Unseasonal snowstorms and avalanches in Nepal's Himalayas have killed at least 20 people and left over 100 missing.
Rescue officials said the death toll could rise as dozens of other foreigners and locals who had been trekking were out of contact due to poor communication links and could have been caught in blizzards.
The severe weather was triggered by the tail end of Cyclone Hudhud, which made landfall in India on Sunday.
The blizzards hit a large group of trekkers and their guides on the Annapurna Circuit in central Nepal, killing a Nepalese citizen, two Polish nationals and an Israeli hiker.
Authorities are still trying to make contact with at least 100 other trekkers believed to be caught in snowstorms.
Meanwhile, concerned friends and relatives took to social media as they searched for information on those believed to be in the area.

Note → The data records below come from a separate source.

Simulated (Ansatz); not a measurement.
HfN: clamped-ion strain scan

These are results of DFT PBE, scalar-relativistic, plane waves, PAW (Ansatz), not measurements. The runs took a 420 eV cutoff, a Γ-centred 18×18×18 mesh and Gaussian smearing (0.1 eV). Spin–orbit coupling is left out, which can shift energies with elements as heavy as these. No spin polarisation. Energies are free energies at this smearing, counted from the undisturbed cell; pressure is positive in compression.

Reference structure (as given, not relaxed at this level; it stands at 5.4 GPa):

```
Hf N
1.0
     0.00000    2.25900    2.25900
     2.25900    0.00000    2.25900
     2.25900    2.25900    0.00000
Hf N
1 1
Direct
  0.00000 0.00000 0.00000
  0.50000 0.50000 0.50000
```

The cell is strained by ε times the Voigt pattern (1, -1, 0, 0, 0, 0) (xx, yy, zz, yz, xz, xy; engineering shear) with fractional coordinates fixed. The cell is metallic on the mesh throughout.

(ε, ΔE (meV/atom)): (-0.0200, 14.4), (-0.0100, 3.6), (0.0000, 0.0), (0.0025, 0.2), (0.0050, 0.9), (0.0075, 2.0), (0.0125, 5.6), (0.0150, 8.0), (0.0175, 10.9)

Police said eight Nepalis died in nearby Mustang, a remote area bordering Tibet about 150 kilometres northwest of Nepal's capital Kathmandu.
Mustang governor Baburam Bhandari said another 14 people were rescued after the weather cleared.
"We have rescued five German, five Polish and four Israeli trekkers who were trapped in the snowfall early on Wednesday," Mr Bhandari said.
"The phone network is not very good so we have not been able to get in touch with the missing, but we hope to find them later today."
In the district of Manang, to the south and east of Annapurna, four Canadian hikers and an Indian national were killed in an avalanche.
"The pilot of a rescue helicopter spotted the bodies in snow," the district's most senior bureaucrat Devendra Lamichhane, said.
"But it is not possible to retrieve their bodies because it is heavily snowing in the area now."
Three yak herders were also killed after being swept away by a separate avalanche in Manang.
Two Slovakian climbers and their three Nepalese guides were missing after an avalanche near base camp at Dhaulagiri, the world's eighth highest peak.
The Department of Foreign Affairs and Trade (DFAT) said officials at the Australian embassy in Kathmandu were in contact with Nepalese authorities, who have advised that there were no reports of any Australians affected.
Thousands of trekkers visit Nepal at this time of year when weather conditions are usually favourable for hiking trips.
The Annapurna Circuit trail goes over the Thorong La pass ,which is more than 5,400 metres above sea level and is often closed by snow.
Nepal's climbing and trekking industry is still recovering from the aftershocks of an ice avalanche that struck the lower reaches of Mount Everest in April, killing 16 Sherpa guides in the worst disaster in the history of the world's highest peak.